The Telegraph , Calcutta, June 9 , 2012 : The Council for Indian School Certificate Examinations (CISCE) has decided to review its affiliation policy following an assessment that the requirement for a minimum one-acre campus was preventing new schools from coming up in big cities such as Calcutta.
“There is a need to review our policies relating to the grant of affiliation so that more good ICSE and ISC schools come up,” Gerry Arathoon, the CISCE chief executive and secretary, told The Telegraph.
The council will set up a review committee this month to examine whether it is possible to relax the minimum land requirement for those looking to open ICSE and ISC schools in big cities, where big plots are scarce.
It is also likely to examine whether two nearby schools can share facilities such as playgrounds.
“But we will not lower the minimum (land) requirement to such an extent that it encourages the establishment of substandard schools with inadequate facilities,” a CISCE source said.
The subject was discussed at the two-day annual conference of the Bengal chapter of the Association of Heads of ICSE Schools in Chalsa, Jalpaiguri. The meeting ended today.
“The council has set a target of increasing the number of ICSE and ISC schools from 1,900 to 5,000 in the country over the next five years. But every institution should be of high academic standards,” Arathoon told the conference today.
Calcutta has the most ICSE and ISC schools — around 120 in the city proper — in the country. The demand for good ICSE and ISC schools in Calcutta is still “very high”, council sources said.
“But the unavailability of big plots in the city is one of the major challenges,” a source said.
According to the council’s existing rules, a one-acre plot is a must to set up a school that has all three streams at the Plus-2 level. (See chart)
“Since the majority of the existing schools were set up before 2006, nearly 75 per cent of the 300-plus ICSE and ISC schools in Bengal do not fulfil the one-acre campus criterion,” the council source said.

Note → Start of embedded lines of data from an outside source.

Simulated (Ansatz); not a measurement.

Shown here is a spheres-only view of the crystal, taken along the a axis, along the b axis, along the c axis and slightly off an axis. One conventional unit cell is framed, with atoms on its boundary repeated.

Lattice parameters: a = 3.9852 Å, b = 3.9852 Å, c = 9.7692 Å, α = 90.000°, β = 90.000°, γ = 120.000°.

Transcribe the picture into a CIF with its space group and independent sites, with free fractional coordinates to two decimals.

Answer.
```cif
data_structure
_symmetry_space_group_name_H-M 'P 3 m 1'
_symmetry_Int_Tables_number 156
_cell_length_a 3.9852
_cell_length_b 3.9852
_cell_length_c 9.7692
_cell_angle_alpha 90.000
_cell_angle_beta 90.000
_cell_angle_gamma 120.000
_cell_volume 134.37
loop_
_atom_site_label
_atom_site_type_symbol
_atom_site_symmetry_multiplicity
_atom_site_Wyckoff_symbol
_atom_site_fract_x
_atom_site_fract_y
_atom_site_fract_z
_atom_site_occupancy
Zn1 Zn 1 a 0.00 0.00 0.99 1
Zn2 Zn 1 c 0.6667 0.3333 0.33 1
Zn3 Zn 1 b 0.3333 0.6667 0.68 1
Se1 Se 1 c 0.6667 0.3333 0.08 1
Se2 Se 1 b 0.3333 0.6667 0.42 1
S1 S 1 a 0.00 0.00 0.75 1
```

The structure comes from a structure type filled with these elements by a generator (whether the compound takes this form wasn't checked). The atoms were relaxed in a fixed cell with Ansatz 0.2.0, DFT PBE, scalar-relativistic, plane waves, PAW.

Nabarun Dey, general secretary of the association and principal of Central Modern School in north Calcutta, stressed the need for the council to be “judicious”.
A no-objection certificate (NOC) is a must for setting up an ICSEISC or CBSE school. The affiliation is granted by the respective board only after receiving the state NOC. The government grants the certificate only if the schools comply with the affiliation rules.